Monday, June 20, 2016

PETTUSVILLE HOMECOMING



Always enjoy the annual Homecoming at Pettusville Church. Judge (Coach) Mike Davis offering up this Sunday's sermon . Just as inspiring as when he preached American Government atop his desk at Ardmore High School. 

Brady got his picture made at tombstone of Dr. Thomas Coleman Pettus. Wonder what the doctor would think about his 8th generation of grandchildren going to Church in Pettusville ?
Kenny Jordan 

More about Pettusville
Thomas Coleman Pettus (1816-1890), the son of David Walker Pettus II and Elizabeth Boswell, was born on July 27, 1816 in Lunenburg, Virginia. He came as a boy about 1824 or so with his parents to Madison County, Alabama. He married Mary Catherine Fowlkes (1824-1898) on March 25, 1844 in Madison County, and settled near Athens.  Although the order of events is uncertain, Dr. Thomas purchased from the Federal Government 40 acres of land in Limestone County, near the Alabama-Tennessee state line, and received in 1849 a patent (full ownership) to the property. 

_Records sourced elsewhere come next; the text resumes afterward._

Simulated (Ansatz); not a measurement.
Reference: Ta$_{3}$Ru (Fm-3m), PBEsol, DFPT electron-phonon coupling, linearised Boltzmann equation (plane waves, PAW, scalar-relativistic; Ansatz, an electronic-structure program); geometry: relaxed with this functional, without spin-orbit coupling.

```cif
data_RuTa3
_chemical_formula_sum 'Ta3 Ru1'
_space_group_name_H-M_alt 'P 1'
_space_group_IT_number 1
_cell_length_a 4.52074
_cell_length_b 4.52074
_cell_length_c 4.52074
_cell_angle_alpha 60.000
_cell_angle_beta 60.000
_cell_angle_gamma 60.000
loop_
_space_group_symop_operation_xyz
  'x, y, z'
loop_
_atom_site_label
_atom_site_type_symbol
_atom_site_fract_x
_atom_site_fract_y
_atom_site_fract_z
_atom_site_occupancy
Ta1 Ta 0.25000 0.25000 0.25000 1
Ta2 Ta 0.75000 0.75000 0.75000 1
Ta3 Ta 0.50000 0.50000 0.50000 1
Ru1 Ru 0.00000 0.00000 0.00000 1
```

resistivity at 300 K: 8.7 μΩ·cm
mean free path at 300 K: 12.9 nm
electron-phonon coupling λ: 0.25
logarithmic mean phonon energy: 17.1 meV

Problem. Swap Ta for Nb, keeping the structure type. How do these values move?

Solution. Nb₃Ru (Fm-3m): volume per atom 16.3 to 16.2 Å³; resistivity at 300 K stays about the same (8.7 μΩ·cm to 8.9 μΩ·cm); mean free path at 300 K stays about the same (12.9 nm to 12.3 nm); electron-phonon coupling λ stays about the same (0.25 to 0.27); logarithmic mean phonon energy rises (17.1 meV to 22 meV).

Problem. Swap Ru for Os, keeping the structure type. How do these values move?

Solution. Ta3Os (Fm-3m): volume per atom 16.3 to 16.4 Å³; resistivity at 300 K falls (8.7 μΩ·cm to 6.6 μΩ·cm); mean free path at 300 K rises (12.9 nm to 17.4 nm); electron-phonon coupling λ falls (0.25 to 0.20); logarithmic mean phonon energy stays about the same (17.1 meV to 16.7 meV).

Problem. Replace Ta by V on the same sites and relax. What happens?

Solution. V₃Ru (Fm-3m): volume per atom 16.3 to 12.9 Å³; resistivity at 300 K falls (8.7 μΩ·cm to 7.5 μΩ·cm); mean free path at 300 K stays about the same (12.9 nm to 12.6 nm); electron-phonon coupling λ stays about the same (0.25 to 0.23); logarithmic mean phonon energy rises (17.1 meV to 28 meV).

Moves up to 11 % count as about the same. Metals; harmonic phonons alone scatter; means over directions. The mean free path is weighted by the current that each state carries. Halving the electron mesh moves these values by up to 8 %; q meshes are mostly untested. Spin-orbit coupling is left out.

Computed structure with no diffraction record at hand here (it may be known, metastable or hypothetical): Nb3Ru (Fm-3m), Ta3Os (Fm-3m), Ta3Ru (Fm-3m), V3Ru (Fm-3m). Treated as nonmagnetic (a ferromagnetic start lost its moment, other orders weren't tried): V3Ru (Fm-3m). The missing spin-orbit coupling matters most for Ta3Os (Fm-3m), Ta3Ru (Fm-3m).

The U.S. census then shows that he was living with his wife and children in 1850 just across the state line in Giles County, Tennessee on a plot of land next to his brother David Walker Pettus. About this same time, but possibly earlier, he built in Limestone County a home, and twelve-room hotel not far from a mineral spring in the SE/4 of Sec 10-1S-4W rich that was rich in iron salts (chalybeate) said to have healing powers. 

 
Relocating to this new home, he donated land nearby in 1850 for a church and cemetery, and succeeded in 1852 in getting a post office established there for a growing community that by now was being called Pettusville. He also acquired additional property, including in late 1850 another 40 acres of public lands in the general area.


Dr. Pettus sold the Pettusville Hotel to  Mr. Trotter, but remained an investor in a company that Trotter set up to bottle the healing waters from the Pettusville Spring and to turn the hotel into a health resort. 

However, the resort plans never quite came to fruition , and the Pettus family sold off their interests in the project around the turn of the century, a few years after Dr. Pettus had passed on. The hotel in 1928 burned to the ground, and little remains of Pettusville today, except for the Pettusville Church.